Boeing Stock Drops After Continued Bad News for Its 737 Jets

(Bloomberg) -- Boeing Co. dropped after weak deliveries for its 737 jetliner, the company’s largest source of profit, compounded a troubling report about an obscure safety feature linked to a deadly crash in Indonesia last month.

Low October shipments of the 737 put Boeing at risk of missing annual delivery targets for the plane as it works to ease parts shortages that have snarled production. The Chicago-based company has been relying on profit reaped from faster output of the narrow-body jet to ease financial strain from introducing its newest wide-body aircraft, the 777X.

Boeing will need to deliver 72 of the single-aisle plane in November as well as in December to reach its planned build rate, Bloomberg Intelligence analyst George Ferguson said in a report to clients Tuesday. Boeing shipped just 43 last month. The company also needs to speed deliveries of its high-margin Max planes, “which affect profit disproportionately,” he said. The Max has accounted for 37 percent of all 737 deliveries this year, trailing Boeing’s target of 40 to 45 percent.

The shares dropped 1.6 percent to $351.34 at 12:02 p.m. in New York, the most in the Dow Jones Industrial Average. The stock had climbed 21 percent this year through Monday.

Update Notification

The deliveries data came a day after Bloomberg News reported that U.S. pilot unions said they hadn’t been notified or properly trained on a new safety system on the Max. The system, which wasn’t on earlier versions of the popular 737, is a focal point of investigators probing the Oct. 29 crash of Lion Air Flight 610, which crashed into the Java Sea, killing 189 people.
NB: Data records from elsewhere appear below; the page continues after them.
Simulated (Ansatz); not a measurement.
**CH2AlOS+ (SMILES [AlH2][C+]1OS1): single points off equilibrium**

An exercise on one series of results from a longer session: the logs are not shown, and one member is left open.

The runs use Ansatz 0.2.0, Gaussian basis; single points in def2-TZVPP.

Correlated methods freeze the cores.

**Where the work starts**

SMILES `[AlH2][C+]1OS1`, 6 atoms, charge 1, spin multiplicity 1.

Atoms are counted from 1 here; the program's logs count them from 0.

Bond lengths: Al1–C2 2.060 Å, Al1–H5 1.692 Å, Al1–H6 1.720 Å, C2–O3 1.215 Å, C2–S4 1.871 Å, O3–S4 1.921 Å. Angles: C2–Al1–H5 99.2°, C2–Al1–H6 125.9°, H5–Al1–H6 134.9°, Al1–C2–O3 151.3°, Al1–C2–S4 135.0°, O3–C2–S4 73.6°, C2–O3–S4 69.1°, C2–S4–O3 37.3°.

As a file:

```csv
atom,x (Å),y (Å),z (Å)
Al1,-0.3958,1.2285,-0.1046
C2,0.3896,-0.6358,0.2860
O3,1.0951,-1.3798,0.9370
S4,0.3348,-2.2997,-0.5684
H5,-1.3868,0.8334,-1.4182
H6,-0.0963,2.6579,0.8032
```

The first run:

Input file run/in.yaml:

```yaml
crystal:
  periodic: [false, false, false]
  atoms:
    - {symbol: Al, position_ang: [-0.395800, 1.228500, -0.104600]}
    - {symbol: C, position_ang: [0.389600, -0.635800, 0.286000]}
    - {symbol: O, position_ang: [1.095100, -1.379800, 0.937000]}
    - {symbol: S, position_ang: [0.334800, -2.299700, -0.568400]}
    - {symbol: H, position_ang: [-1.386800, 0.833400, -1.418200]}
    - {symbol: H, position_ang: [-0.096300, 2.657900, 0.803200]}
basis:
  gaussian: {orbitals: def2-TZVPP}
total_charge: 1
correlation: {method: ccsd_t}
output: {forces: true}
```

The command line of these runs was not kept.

“The bottom line here is the 737 Max is safe,” Boeing Chief Executive Officer Dennis Muilenburg said Tuesday on Fox Business Network. “This airplane went through thousands of hours of tests and evaluations, certification, working with the pilots, and we’ve been very transparent on providing information and being fully cooperative on the investigative activity.”

A bulletin from the Allied Pilots Association to pilots at American Airlines Group Inc. said the company hadn’t provided details about the system with its documentation about the plane. “This is the first description you, as 737 pilots, have seen,” it said. Southwest Airlines Co. pilots expressed similar concerns.

The Maneuvering Characteristics Augmentation System in some instances will lower the nose of the 737 Max if the airplane is close to an aerodynamic stall. It only occurs if pilots have switched off automation and are manually operating controls. Indonesian authorities suspect faulty sensor readings may have caused the Lion Air jet’s computers to repeatedly press its nose downward before the plane accelerated into a final dive into the sea.

“The crew may have been hampered in their efforts to understand the airplane’s behavior, and regain control, by the fact that they were missing a key piece of information – the existence of an automatic system that could adjust the trim, even when the airplane’s autopilot was switched off,” Douglas Harned, an analyst at Bernstein Research, said in a note to clients Tuesday.